Some filesystems (NFS) need i_mutex in ->mmap(), this violates the normal
locking order. Provide a hook before we take mmap_sem.

This leaves a window between ->mmap_prepare() and ->mmap(), if thats a problem
(Trond?) we could also provide ->mmap_finish() and guarantee it being called
if ->mmap_prepare() returned success.

This would allow holding state and thereby close the window.

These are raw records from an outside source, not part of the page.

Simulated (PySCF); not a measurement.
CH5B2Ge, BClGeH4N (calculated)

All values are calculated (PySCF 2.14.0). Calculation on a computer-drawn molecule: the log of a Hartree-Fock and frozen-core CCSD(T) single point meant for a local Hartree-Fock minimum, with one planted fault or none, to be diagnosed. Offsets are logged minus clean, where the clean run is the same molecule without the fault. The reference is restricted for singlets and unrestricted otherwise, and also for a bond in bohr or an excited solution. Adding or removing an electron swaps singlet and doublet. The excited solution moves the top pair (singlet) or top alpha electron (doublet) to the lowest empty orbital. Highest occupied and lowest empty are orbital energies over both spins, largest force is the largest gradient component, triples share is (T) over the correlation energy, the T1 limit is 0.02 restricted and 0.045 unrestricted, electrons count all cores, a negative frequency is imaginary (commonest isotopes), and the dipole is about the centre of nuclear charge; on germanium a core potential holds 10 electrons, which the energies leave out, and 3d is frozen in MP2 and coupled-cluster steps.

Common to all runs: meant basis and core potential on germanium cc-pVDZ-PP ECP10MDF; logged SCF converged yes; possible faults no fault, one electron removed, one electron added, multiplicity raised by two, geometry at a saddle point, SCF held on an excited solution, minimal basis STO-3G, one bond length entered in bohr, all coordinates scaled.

Signed-off-by: Peter Zijlstra <[EMAIL PROTECTED]>
---
 Documentation/filesystems/Locking |   11 ++++++++++-
 Documentation/filesystems/vfs.txt |    3 +++
 include/linux/fs.h                |    1 +
 ipc/shm.c                         |   13 +++++++++++++
 mm/mmap.c                         |   12 ++++++++++++
 mm/nommu.c                        |   12 ++++++++++++
 6 files changed, 51 insertions(+), 1 deletion(-)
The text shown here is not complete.